Goodbye subsidies: The Netherlands considers an electric strategy without incentives

After confirming to this outlet the termination of subsidies for the purchase of electric vehicles from 2025 onwards, sales continued to rise, reaching the milestone of “one in every three” new cars in the Netherlands being zero-emission. How did the country manage to become a self-sustaining market?
Goodbye subsidies: The Netherlands considers an electric strategy without incentives
Barry Madlener, Minister of Infrastructure and Water Management.

In a context where numerous European nations continue to rely on incentives to sustain the demand for electric vehicles (EVs), the Netherlands progresses towards a subsidy-free transition.

According to official data, 10,174 EV registrations were recorded in February, representing an increase of 22.4% compared to the same month in 2024.

This growth positioned EVs as the second most popular propulsion option in the country, holding a market share of 36.6%, surpassed only by hybrid vehicles.

“This means that one in every three new vehicles in the Netherlands is electric,” states Crijn Bouman, CEO and co-founder of Rocsys, to Mobility Portal Europe.

The decision to abolish the subsidies was confirmed by the Netherlands Enterprise Agency (RVO) to Mobility Portal Europe, which affirmed that the scheme fulfilled its purpose: “To encourage more vehicle owners to switch to EVs.”

Thus, 2024 marked the definitive end of the subsidy programme for the acquisition of both new and second-hand vehicles, applicable to private individuals and companies alike.

Crijn Bouman, CEO and co-founder of Rocsys.

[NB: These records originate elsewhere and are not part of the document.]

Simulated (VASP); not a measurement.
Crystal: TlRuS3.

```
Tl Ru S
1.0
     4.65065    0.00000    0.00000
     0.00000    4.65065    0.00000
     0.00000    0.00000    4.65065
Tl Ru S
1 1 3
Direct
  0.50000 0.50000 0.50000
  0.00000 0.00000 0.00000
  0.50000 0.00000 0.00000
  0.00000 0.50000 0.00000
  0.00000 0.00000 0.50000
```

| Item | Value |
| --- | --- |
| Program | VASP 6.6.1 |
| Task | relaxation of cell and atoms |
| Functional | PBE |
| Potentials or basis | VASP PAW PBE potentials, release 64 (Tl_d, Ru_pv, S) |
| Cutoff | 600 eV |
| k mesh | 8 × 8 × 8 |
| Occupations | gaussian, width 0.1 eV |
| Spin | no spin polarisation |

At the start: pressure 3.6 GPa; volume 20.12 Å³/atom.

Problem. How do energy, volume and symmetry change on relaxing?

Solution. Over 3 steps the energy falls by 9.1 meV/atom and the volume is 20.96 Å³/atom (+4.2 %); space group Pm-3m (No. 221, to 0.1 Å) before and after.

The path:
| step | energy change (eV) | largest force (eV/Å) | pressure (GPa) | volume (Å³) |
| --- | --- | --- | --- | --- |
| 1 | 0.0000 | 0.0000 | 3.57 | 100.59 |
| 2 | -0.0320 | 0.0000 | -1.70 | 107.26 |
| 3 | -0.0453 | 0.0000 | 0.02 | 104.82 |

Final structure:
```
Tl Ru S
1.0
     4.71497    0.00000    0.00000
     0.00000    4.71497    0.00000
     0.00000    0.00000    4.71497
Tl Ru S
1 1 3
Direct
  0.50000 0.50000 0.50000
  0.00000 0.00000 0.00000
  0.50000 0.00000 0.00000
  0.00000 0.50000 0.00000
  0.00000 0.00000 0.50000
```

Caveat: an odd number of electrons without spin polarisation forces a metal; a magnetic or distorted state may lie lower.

In this regard, Bouman highlights: “Even without incentives, EVs are already sufficiently appealing.”

He further remarks: “Prices are dropping rapidly, making the market increasingly self-sustaining.”

According to the expert, one of the factors that favoured this situation was the high cost of fuel, driven by a fiscal policy that imposes levies on fossil-derived products.

“This causes the financial breakeven point of EVs to be reached swiftly, since, although electric vehicles may still cost between 10 and 20% more, their operational costs render them more profitable in the medium term,” he explains.

Since January 2025, the RVO introduced a reduced road tax for electric vehicles—set at 25% of the standard MRB—which will remain in effect until 2029.

Although the full exemption will be withdrawn in 2026, the aim is to prevent a detrimental impact on the competitiveness of the segment in comparison to combustion-engine vehicles.

Nevertheless, the BOVAG EV Market Monitor demonstrates that, despite an increase in the number of electric cars on the road, “private individuals are abandoning them due to growing uncertainty.”

While the overall EV market expanded, the share of private purchases declined: from 32 to 23% over eighteen months.

This growth was absorbed almost entirely by the corporate sector, where the proportion of EV sales rose from 34 to 53% in just two years.

According to their analysis, the reason for the decline in private demand is partly linked to uncertainty regarding charging tariffs and the lack of home-charging options.

“The reductions in the prices of new electric cars appear favourable, but they decrease residual values and cause hesitation among consumers,” they add.

This is compounded by a shift in the dynamics of the second-hand market: “80% of households purchase a used vehicle rather than a new one.”

In 2024, 85,000 used EVs were sold, 25,000 more than in 2023.

However, BOVAG warns that used electric vehicles are increasingly being transferred between dealers before finding a final buyer, and that uncertainty surrounding the fiscal framework beyond 2026 is hampering further purchasing decisions.

Meanwhile, the Dutch State maintains ambitious objectives.

In this regard, according to BOVAG, the government anticipates a further increase in EVs in 2025 and 2026.

Under the Climate Agreement and the Climate Act, the objective is to achieve a 55% reduction in greenhouse gas emissions by 2030.

The mobility sector has a specific target of a 37% reduction compared to 1990 levels.

In this context, the association stresses that predictability in public policy is essential.

“A predictable and balanced governmental policy is necessary to secure the participation of the private market and ensure the continued flow of EVs,” BOVAG indicates.

They conclude: “A clear multiannual trajectory for the gradual phase-out of incentive measures until 2030-2035 avoids uncertainty.”